In their new book “Networked: The New Social Operating System”, Lee Rainie and Barry Wellman (2012) describe the revolutions of social networks, the Internet, and the mobile phone as intersecting to form a triple revolution that has “[shifted] people’s social lives away from densely knit family, neighbourhood, and group relationships toward more far-flung, less tight, more diverse personal networks” (p. 11).

Arguing for the need to look beyond a simplistic binary evaluation of ‘good’ or ‘bad’, the authors assert that the impact of the triple revolution on society is both good and bad, and more besides. Above all, theirs is a thesis based on agency: some people manage their networks better than others, different networks operate in different ways, and definitions of sociality and social currency are changing along with the technologies that support, construct and articulate them. It will come as no surprise that there are opposing schools of thought based on the structural constraints imposed by and upon all three technologies Rainie and Wellman highlight. Social networks, the Internet and the mobile phone are all subject to the conditions of their invention, evolution and implementation.

Website architecture holds a hidden curriculum that trains us in how to behave as citizens of cyberspace (Longford, 2005). It also trains us about what to expect of our cyberspace experiences. Eli Pariser (2011) tells us that we are trapped in ‘filter bubbles’ because our searches are being tailored for us by algorithms designed by large corporations like Facebook and Google. While these algorithms make our searches more efficient, they cut us off from the sorts of discoveries that make us more aware of the world and the people around us. Markus Prior (2007) refers to this as an efficient media environment – one in which we get only and exactly what we are seeking.

The effects of this efficiency are alarming to those who believe in the need for a unified public sphere for supporting democracy. But what does it mean at a personal level? If we are cut off from serendipitous encounters with people and information because algorithms have deemed them irrelevant for us, surely that can be a good thing because it means that we can focus more on  the things and people that matter to us. Or does it mean that we enter new realms of discomfort as the technologies we use increasingly impose themselves on our psychological and social consciousness?

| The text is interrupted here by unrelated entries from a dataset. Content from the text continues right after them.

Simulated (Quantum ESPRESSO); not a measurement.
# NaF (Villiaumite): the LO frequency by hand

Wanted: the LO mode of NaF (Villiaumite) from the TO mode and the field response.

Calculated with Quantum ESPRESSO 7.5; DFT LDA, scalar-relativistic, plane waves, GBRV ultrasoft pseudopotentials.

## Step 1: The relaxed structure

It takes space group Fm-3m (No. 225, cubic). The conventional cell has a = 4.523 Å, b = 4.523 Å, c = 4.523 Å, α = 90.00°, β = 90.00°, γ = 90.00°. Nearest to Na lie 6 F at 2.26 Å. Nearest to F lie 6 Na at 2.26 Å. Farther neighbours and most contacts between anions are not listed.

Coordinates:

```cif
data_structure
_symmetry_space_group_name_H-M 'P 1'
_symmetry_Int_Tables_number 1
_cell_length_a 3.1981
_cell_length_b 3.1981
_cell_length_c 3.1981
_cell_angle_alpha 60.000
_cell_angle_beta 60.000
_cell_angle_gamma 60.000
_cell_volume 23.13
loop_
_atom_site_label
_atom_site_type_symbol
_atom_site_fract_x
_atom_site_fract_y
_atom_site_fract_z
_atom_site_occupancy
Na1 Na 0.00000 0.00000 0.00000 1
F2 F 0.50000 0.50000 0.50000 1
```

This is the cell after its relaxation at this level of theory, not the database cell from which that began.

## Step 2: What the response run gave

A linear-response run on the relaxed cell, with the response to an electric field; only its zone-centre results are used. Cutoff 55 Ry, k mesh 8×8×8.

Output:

In “Alone Together”, Sherry Turkle (2011) posits that the technologies we use are making us lonelier. While we are constantly connected, she asserts, we have never been more alone than we are now, when we are buried in our screens and have forgotten how to converse with the people around us. Her thesis has resonated with many people, finding purchase in an audience that senses that social media has had an impact on their lives and their comfort zones.

It has, but perhaps not in the way that they think. While perceptions are important, the data seems to show that something a little more complex is going on in the latest iteration of the technology-and-society relationship. Accusing Turkle of ‘Digital Dualism’, Nathan Jurgenson argues instead from the perspective of ‘Augmented Reality’. Far from being two separate entities, the digital and the physical are increasingly getting meshed. Instead of becoming less social and lonelier because of technology, people are using social media to become more social in new ways. In an article in The Atlantic, Zeynep Tufekci disputes Turkle’s theory of social media-induced loneliness, suggesting instead that if at all we are feeling any sense of displacement, it has more to do with the results of capitalism than the technology per se. Given this macro-sociological force, social media is actually proving to increase connections between people, helping them to cope with the consequences of modernity.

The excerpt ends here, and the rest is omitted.